Disk Quotas
Ah, quotas! Users hate them and always want them increased, while system administrators love them, believing the inconvenience is a small price to pay for knowing that no individual user can hog all the disk space. The fact is, quotas are the only way to give every user a fair share of the resources (and, let’s face it, they wouldn’t be needed if some users weren’t taking more than their share, would they?).

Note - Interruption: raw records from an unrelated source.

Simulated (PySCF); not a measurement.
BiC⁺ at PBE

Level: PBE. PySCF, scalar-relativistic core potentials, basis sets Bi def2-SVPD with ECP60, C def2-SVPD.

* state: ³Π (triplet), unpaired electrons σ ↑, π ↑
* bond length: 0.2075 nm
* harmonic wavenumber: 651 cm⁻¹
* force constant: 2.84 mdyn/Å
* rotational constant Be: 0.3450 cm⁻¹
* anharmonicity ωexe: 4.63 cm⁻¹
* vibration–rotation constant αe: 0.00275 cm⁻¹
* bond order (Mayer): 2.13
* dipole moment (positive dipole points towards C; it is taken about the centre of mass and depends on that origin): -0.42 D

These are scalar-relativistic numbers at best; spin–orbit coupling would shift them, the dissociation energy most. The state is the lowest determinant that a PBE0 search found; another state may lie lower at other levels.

Quotas are defined for each file system rather than for the system as a whole. This means fairly restrictive quotas can be set for widely shared file systems such as /home while leaving far more latitude on file systems intended for bulk storage. (And of course, there’s no need to set quotas at all for file systems such as the root partition and /usr for which ordinary users don’t have “write” access.) Also, quotas can be set for individual users or for groups. Setting a quota for an entire group rather than single users has the advantage it permits co-workers more flexibility in using resources. It also offloads some of the decision-making about who gets what to the users, which is always desirable.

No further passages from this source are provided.